The South African Directorate for Priority Crime Investigation (the Hawks) has confirmed it is investigating numerous cases in which firearms belonging to the Namibian Police have been used to commit crimes in South Africa (SA).

Hawks spokesperson brigadier Thandi Mbambo confirmed these investigations to The Namibian earlier this month.

“We have continued to engage our counterparts in Namibia to verify their statistics. Cross-border policing will be between [the Namibian Police] and the greater South African Police Service (SAPS),” she said.

This comes after Namibian citizen Urbanus Shaumbwako was sentenced to 20 years in prison in the Cape Town Regional Court last month.

Shaumbwako was arrested by the SAPS in Cape Town in October 2020.

Mbambo told The Namibian about two weeks ago the SAPS has established that 12 firearms, all 9mm pistols belonging to the Namibian Police, were found in Shaumbwako’s possession.

Shaumbwako faced charges ranging from the possession of prohibited firearms, defeating or obstructing the course of justice and negligent and reckless driving.

Mbambo said the Hawks are unable to divulge the total number of firearms confiscated from alleged criminals in SA belonging to the Namibian Police so far.

Asked how the firearms crossed the border into SA, Mbambo said: “We are unable to provide any further details than the information already provided. It’s not in our policy to give blow-by-blow details of our investigations.”

National police spokesperson deputy commissioner Kauna Shikwambi last week referred The Namibian to the office of Namibian Police inspector general Joseph Shikongo, which did not respond to questions.

Namibian Police’s head of criminal investigations commissioner Lilungwe Mayumbelo could not comment on the matter on Friday.

“I am currently on leave. I had shared the questions with the team that is investigating. Kindly expect a response via the police’s public relations division,” he said.

Shikwambi told The Namibian in June 2022 that there was no record of Namibian Police guns trafficked from Namibia to South Africa.

This came after The Namibian received information that a Namibian national was involved in smuggling guns belonging to the Namibian Police to SA.

The guns were allegedly smuggled into SA between 2019 and 2021.

The media at the time reported that about 170 firearms had been stolen and sold in Cape Town.

In 2022, South Africa’s Sunday Times reported that the Namibian Police allegedly admitted to their SA counterpart it was missing 174 guns.

The Namibian Police arrested four police officers in 2022, who stood accused of having stolen 90 firearms and ammunition from the police’s central depot in 2021.
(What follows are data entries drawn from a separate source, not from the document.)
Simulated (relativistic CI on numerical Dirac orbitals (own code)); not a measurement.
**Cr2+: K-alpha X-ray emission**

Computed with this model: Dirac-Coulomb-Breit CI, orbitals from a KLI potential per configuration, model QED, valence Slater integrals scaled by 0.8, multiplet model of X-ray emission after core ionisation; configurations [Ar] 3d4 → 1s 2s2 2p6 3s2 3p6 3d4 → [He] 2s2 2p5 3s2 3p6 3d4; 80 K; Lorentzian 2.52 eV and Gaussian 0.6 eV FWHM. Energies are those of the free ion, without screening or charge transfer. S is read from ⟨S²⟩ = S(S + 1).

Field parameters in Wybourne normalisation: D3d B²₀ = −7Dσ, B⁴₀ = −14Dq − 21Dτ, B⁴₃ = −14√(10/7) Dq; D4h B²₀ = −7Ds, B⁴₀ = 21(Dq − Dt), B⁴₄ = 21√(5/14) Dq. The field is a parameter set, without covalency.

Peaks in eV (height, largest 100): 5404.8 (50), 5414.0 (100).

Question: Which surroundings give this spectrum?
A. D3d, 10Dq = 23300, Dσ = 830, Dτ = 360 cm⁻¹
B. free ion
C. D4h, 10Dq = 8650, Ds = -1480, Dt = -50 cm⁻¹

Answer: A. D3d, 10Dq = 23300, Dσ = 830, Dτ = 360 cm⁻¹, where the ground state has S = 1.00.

All four were stationed at the police’s central depot in Windhoek.

Shaumbwako is also accused, alongside Namibian nationals Erkki Shikongo, Petrus Afrikaner, Petrus Muhekeni, and South African national Namibian-born Imanuwela David, of involvement in a burglary at South African president Cyril Ramaphosa’s Phala Phala farm in February 2020.

The group reportedly stole money hidden in a couch.